I’m not trying to dis the chemical waste shoveling guy, either. That guy is doing necessary work, too. I just think that person hasn’t considered that everyone has a contribution to make, and life isn’t just about making a few extra dollars per hour… or ANY dollars per hour. Working should be a means to an end, not an end unto itself. Life shouldn’t be about being stuck on a treadmill set by a boss– especially one who is always trying to save a few beans at workers’ expense and undervaluing their contributions to the company’s overall success.
I’m not sure how I ended up in this absurd existence I have. I wasn’t planning it. A lot of people would look at me and think I don’t deserve it. I’ll be the first to agree. I certainly don’t look like someone who deserves to live the way I do. But, like I said, I made a decision my mom wouldn’t have approved of, met Bill, and then became his partner. He’s the type of guy a lot of women would have run away from, mainly because he had a lot of baggage when we met. And while I think he’s adorable, intelligent, sweet, considerate, and kind, I also know a lot of people would think of him as a “beta” male, because he isn’t always beating his chest, talking about football, and buying bigger homes for his toys. 😉
To be honest, I don’t think I could stand living with that type of guy. You can have him, hot stuff, and enjoy your boring vacations in soulless family friendly resorts, where you eat American food, drink beverages by InBev, and watch a lot of professional team sports like you’re worshiping. And that guy probably would hate living with me for so many reasons… but mainly because I tend to be too free with my opinions and I don’t suffer fools. That’s also probably why no one wants to hire me… which I think is really sad…

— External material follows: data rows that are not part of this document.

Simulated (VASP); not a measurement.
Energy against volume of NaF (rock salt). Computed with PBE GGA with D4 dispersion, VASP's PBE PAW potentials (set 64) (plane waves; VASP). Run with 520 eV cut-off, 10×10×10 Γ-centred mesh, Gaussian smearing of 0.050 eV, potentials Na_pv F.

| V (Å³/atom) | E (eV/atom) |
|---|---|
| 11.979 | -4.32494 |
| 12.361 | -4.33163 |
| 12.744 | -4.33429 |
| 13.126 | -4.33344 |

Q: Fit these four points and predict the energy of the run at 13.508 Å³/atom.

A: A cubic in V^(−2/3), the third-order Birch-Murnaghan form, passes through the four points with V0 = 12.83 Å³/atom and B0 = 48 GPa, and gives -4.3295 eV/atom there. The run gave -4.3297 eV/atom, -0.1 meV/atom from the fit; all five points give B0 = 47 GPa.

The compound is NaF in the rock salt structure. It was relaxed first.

I’ll close today’s bonus post with a comic that came up in my Facebook memories today. I think it really fits with the theme.
Maybe people go on to college, not just so they can be good little, high earning, worker bees, but also because they know that someday, they may have to learn to live by their wits. And one good way to learn is to be around other people who are smart and skilled. Which isn’t to say that universities corner the market on that type of person… but I do know that a lot of people at universities realize that years of earning a few extra bucks an hour doing manual labor could take its toll in the long run. For some of us, life isn’t just about making money, earning promotions, and keeping up with the neighbors.
And some of us wind up off course, not just because we studied something “useless” in college, but because we did something we shouldn’t have, and found ourselves in the right place with the right person anyway. That seems to be what happened to me.